Tag – Unpopular Opinions

I’m going to start off with the standard disclaimer: THESE ARE ONLY MY OPINIONS. Please don’t be offended if I said something about your favourite book/character/pairing/author/genre/etc. It is not a personal attack on anyone at all—after all, the world is vastly more boring with only one set of opinions.

Now that the disclaimer is over, I can’t wait to start. Unpopular Opinions is always one of my favourite tags to read/watch just because it is interesting to hear about people’s dislikes or pet peeves.  In fact, I would rather read negative reviews or discussions of people ripping apart things that they didn’t absolutely love/had major issues with since that really gives good insight into the book and whether I will like it or not personally.

Anyways, kudos to The Book Archer for creating this brilliant tag, and feel free to check out the original here.

Here goes nothing:

  1. A Popular Book or series that you didn’t like.

Probably a lot, particularly when it comes to historical fiction. My pick would be The Lake House by Kate Morton. I felt that her previous efforts were much better, and all the elements that I did not like about her writing—extremely dense descriptions, plenty of meandering and distraction to the plot line, tying everything into super neat bows in the ending—were amplified in this book. Plus I felt the mystery was rather boring in this one. I actually wanted to know about the police investigation about a mother abandoning her daughter instead of figuring the case of kidnapped baby Theo in the past.

  1. A Popular Book or series that every one else seems to hate but you love.

Again, I’m picking a historical fiction novel here. The Tudor Wife (previously self-published as Vengeance is Mine) by Brandy Purdy (or Emily Purdy in the UK editions).

A lot of the criticisms included the awful characterization of Anne Boleyn, the nonsense characterization of Katherine Howard, the infamous honey scene that had no place being there (plus more character assassination), and more purple prose than the average reader would have liked. But honestly, I adored the book.  There was just something very interesting reading the whole ‘Henry and his wives’ saga from the psychotic Jane Boleyn’s POV. I do realize that this is more character assassination, since in real life Jane probably wasn’t the harpy who only hated or loved certain people based on how they treat her in relation to her husband. However, this tale evoked a lot of strong emotions and I was pretty familiar with the facts, so I didn’t mind. Essentially, I drank this up like the mess of a soap opera that it was. It was also a very quick read given Purdy’s smooth writing—I didn’t find it excessively clunky, although there were certain descriptions that could have been spared. I especially enjoyed the crazy misunderstandings between Jane and Anne Boleyn who was a fierce character despite the not-so-even portrayal of her.
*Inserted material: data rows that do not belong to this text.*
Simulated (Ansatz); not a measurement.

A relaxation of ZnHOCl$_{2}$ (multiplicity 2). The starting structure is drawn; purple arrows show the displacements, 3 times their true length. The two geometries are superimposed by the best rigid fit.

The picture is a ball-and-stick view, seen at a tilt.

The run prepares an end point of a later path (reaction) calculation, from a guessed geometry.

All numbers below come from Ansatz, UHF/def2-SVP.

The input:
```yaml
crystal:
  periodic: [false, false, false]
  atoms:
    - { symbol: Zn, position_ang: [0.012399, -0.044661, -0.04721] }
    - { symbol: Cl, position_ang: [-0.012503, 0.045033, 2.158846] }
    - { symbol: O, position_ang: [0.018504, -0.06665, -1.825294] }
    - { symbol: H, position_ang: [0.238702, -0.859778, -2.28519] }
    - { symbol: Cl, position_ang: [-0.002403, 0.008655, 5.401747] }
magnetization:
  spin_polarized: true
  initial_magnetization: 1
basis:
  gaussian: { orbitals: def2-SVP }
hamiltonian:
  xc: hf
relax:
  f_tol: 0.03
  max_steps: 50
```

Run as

  1. A Love Triangle where the main character ended up with the person you did NOT want them to end up with (warn people for spoilers) OR an OTP that you don’t like.

First of all, I don’t recall ever actively hating any pairings. I just generally feel apathetic towards them, and it is exactly how I feel about the following pairing.

I’m going to pick an OTP from The Red Rising Trilogy by Pierce Brown (although admittedly, one can probably figure it out if they’ve read the first book of the series). It’s who Darrow—our protagonists—ends up with. To be honest though, I actually did not care who Darrow ended up with throughout the entire series.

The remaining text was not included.